The Middle East today is synonymous with devastation, whether it has been wrought by war, authoritarianism, or climate change. We interpret names like Syria and Libya, Fallujah and Baghdad, as references to states of perpetual conflict and ruin that are physical, social, and political. While the region is more present than ever in the public imagination, it remains strangely absent: a zone of empty spaces, where ordinary life seems unimaginable and the layers of history obliterated.

Funded by the Andrew W. Mellon Foundation, this “Grounding the Ecocritical” Sawyer Seminar at Washington University in St. Louis launches a comparative, interdisciplinary investigation into ecological, technical, and literary-cultural accounts of wasteland spaces across the region traditionally defined as the Middle East.

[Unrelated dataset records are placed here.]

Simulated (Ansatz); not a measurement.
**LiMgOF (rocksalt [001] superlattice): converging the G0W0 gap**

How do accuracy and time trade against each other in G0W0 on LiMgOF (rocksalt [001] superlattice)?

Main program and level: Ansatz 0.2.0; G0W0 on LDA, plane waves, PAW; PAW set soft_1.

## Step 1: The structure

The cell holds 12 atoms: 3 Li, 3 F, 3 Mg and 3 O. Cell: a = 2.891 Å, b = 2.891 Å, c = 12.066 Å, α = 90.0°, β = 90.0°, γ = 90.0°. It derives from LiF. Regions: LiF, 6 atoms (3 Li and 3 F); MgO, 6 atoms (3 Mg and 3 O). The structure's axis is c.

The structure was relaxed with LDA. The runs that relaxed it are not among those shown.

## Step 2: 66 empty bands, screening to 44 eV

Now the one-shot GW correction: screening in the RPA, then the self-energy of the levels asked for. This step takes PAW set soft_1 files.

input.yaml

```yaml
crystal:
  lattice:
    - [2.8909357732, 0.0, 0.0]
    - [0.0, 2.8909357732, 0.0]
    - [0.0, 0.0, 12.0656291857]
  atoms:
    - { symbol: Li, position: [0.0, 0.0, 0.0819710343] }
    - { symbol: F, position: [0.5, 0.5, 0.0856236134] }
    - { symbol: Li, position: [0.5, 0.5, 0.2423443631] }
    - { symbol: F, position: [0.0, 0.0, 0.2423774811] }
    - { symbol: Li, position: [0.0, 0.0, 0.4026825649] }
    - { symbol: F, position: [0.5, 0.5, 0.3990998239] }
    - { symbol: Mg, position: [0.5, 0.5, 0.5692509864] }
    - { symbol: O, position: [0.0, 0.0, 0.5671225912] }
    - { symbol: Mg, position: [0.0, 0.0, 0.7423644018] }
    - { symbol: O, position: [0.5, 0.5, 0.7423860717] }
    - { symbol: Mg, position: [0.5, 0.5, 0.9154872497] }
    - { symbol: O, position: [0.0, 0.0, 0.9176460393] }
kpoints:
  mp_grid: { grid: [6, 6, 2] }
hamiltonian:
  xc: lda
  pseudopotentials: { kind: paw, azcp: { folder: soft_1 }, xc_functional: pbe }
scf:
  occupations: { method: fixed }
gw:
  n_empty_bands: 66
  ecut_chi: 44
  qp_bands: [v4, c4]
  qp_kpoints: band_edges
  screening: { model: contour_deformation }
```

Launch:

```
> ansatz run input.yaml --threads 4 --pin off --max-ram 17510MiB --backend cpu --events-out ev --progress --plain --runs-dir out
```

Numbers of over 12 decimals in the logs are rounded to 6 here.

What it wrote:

Our seminar both questions and employs the term “wasteland.” We use “wastelands” to denote spaces characterized by multiple layers of material and environmental degradation, ruin, and decay, as well as the forms of life that inhabit them. Wastelands bring together human-initiated and non-human ecologies and actors; in them, the boundaries between human and “natural” forms of life blur. We query the fungibility or portability of the singular term (“the wasteland”) and the power relations that often accompany it; we recognize that wastelands are embedded in hierarchies of value based on productivity and its other, waste.

Lebanese activists from the ‘You Stink’ movement try to remove a barbed wire barricade during a protest in front the Government Palace, Beirut. NABIL MOUNZER / EPA

“...the role of decay in the socio-political bedrock of the Middle East can only be mapped out by appropriating a highly technical vocabulary…. In decay, the being survives by blurring into other beings, without losing all its ontological registers. In no way does decay wipe out or terminate; on the contrary it keeps alive….By degenerating all aspects of formation, decay ungrounds the very ground upon which power is conducted, distributed, and established.”

    -- Reza Negarestani, Cyclonopedia: Complicity with Anonymous Materials, 182.